At my dyad teaching placement in a middle school, a colleague and I wound up teaching a lesson this week. It was the first time I’ve ever attempted to teach middle schoolers, and I fear I was a bit nervous. That and some conceptual errors in the planning process led to a lesson which was a bit off target; yet much was learned, and I’m looking forward to the next attempt.
The topic was “perpendicular bisectors”, taught to a small class of eighth-graders. I believe our central error lay in our over-emphasis on a learning activity, rather than a focus on learning objectives – what we wanted them to know or be able to do by the end of the lesson. It was the best support for the validity of the backwards-design philosophy we all learned about in our lesson-planning class that I have seen so far – I’m confident that if we’d followed that process, our lesson would have made a lot more sense, to both us and the kids.

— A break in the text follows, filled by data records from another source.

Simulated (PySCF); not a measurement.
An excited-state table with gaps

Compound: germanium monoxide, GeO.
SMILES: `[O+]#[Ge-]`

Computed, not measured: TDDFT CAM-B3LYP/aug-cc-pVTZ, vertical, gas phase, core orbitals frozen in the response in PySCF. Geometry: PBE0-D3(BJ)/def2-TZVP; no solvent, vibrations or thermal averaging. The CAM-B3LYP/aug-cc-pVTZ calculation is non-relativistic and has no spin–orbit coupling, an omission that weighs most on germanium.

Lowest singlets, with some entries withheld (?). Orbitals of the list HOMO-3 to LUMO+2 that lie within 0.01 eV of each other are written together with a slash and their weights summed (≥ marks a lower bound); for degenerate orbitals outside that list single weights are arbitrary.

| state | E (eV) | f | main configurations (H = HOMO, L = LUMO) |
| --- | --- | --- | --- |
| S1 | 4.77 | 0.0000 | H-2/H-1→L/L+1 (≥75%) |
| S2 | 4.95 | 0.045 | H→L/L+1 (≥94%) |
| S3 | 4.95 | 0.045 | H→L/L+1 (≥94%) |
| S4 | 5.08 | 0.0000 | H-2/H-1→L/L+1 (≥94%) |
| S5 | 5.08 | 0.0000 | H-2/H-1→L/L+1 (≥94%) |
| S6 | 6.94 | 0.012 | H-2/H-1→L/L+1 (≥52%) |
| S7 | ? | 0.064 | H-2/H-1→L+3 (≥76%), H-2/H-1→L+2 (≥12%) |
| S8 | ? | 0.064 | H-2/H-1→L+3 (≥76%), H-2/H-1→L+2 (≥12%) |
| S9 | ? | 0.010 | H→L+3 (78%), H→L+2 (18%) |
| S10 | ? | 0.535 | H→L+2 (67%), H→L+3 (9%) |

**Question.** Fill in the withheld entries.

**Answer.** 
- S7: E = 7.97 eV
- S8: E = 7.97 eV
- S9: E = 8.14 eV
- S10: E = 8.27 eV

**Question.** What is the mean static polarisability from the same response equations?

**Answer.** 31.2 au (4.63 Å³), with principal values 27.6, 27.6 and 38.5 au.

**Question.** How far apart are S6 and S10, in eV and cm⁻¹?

Here is the labor of love I designed as a learning activity:
It’s a set of three problems which require construction of perpendicular bisectors to solve. The intent was to show kids that problems like this are not confined to theory, or to goofy problems from the textbook involving post offices on fictional islands. The irony is that our focus on this worksheet as a learning activity, combined with our over-ambition regarding what we had time to teach, left us preparing the kids very poorly for what they actually had to do: use compasses to construct intersecting arcs and thereby find the perpendicular bisector of a line segment. Instead, we found many students folding the pages of their journals in mimicry of what we had done with paddy-paper, or assigning arbitrary center-points to line segments.
It was almost textbook – the students were working with what we’d taught them, and what we hadn’t taught them. The result was that we got a very clear and instant picture of how effective our lesson had been.
The two take-aways:
1. Backwards design! Too much focus was put on a nifty worksheet with pretty drawings. Proud as I am of my art, it doesn’t mean a thing if the kids don’t learn.
2. Time. I’m going to make it a practice in the coming weeks to plan activities which take up approximately half of the allotted time. My justification for this is multi-pronged: I need to train myself to be more realistic about what I have time to teach, I need to incorporate student participation and student construction of knowledge into my process – and leave lots of room for the inevitable questions and course-changes – instead of talking at them. Additionally, I need to remember that is very easy to teach too much – having recent experience of my own in the act of being overwhelmed, I need to make sure not to overwhelm my students – to pursue depth of knowledge, in cases where depth is more important than breadth.